Sunday, May 8, 2011

Thinking and Not Thinking and "Everything" -

I have a tendency toward obsessiveness.  One way that it manifests itself is through sheer thought patterns that, while ceaseless, remain relatively incomplete, and yet, sort of compound away in my aching brain so that I'm on the borderline of  real and honest anxiety.  I don't know where the desires to think about things come from, or how they get into my brain, or what those things are.   Sort of like surfing the internet.  You don't know why you're reading out the new trendy raw chocolate pomegranate enemas the hipsters in williamsburg swear by, but you are--and you must.

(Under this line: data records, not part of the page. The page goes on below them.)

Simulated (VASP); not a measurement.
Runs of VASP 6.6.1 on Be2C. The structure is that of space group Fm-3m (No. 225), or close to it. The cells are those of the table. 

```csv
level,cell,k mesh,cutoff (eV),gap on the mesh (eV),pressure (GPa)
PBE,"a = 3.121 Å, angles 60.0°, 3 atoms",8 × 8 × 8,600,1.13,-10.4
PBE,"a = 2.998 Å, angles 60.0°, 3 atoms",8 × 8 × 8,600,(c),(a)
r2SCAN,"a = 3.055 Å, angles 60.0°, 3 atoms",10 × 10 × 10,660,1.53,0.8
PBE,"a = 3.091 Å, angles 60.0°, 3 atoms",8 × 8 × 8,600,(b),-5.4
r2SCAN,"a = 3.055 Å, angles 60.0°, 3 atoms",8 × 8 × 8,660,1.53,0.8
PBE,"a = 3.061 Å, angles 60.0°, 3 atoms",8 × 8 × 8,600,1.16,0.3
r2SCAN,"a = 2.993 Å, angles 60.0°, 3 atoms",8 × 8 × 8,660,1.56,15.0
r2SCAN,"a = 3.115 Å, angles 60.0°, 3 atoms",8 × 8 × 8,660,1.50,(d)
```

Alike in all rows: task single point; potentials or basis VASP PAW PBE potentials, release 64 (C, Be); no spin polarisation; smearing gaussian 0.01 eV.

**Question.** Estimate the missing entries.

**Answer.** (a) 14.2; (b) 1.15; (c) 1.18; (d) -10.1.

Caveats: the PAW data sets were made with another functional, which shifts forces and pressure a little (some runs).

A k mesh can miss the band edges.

Except that you don't.  I don't.  Part of getting sober has been the slow realization that even though I might "get" a lot of references at times, in certain company, I cannot, and will never be able to, know all references.  I cannot avoid saying "no, I never heard of that, what/who is it?"  Stunning, right?  Because at the same time, I feel a pang of shame creep up every time I have to ask it, like I should already know, especially if someone is already talking about it to me, as if we already shared some experience.-- When what's really going on is that a lot of people cherish a sort of cryptic talk that's highly specialized for certain things.  One of those things, of course, is group cohesion, and another, naturally, is to test someone's ability to decipher something and spit back the correct response.  In other words, it matters whether we can respond appropriately, and at the same time, if given enough exposure to enough people, and enough information, we won't be able to pin down all the language games that percolate up through the air and into our ears without systemitizing it somehow, in our own language, and with our own thoughts . . .

Thoughts and language that is, while self-reflexive, should also be objective enough to be responded to entertain conversation.  Which is just what other people are probably doing around me, when my previously slightly paranoid self would second guess meaning and fracture my own identity over the need to get something or not get something, whether intellectually, morally, or else wise.

Now, there's a tremendous tendency to shirk all convention, and to "stop" thinking.  To stop with all of the slipperiness of language, and just exist--to put one's hand up at the spigot and turn the damn thing off.  All that water.   All those thoughts.  All the stuff that is simultaneously going on and that I have to stay current on.... kind of frenetic and high paced when you get right down to it... and even while I was imbibing on alcohol I was filtering through those thoughts, I was also spewing them out.  Even when I was overwhelmed I naturally turned around and relished in the fact that I could open my own mouth and overwhelm other people.  Why?  Part of it at least has to be that we learn through experience, sure.  But the meat of the dish, I think, is that we need to put through what we feel like we're going through, to do a miniature recreation, and see how they respond, with what substance they conjure meaning, and that we do it in a less than conscious state.

To state this all in a different way: our first reaction to something new is to bring it back to those we have previous relationships with and show them, somehow, whether through a summary, or through an emotional interchange, and see how it is they deal with it--whether it is fair or not. 

There is a lot going on out there, anyway, and no matter how many distillers of information there are, we cannot digest it all, even if mostly edited out.  We like to have stories to hang our hats on, and we will invent them, backward in time, for comfort in the face of oncoming stimuli, and for the sake of staying sane.  That doesn't mean, I think, that the patterns we recognize are untrue, just that they are not more predominate than other multitudinous patterns that we de-emphasize when we notice the one; that's nothing to worry about, per se, because the idea is that we cannot see all of it at once.  We cannot simply put our mouth on the spigot and turn open a lake.  We need to swim about and be free and forget at times.  And other times we need to immerse ourselves in the gory details, especially when they are overwhelming.  I'm not sure which times are which.  Some people are really good at all the details all the time.  Others are good at all big picture stuff all the time too.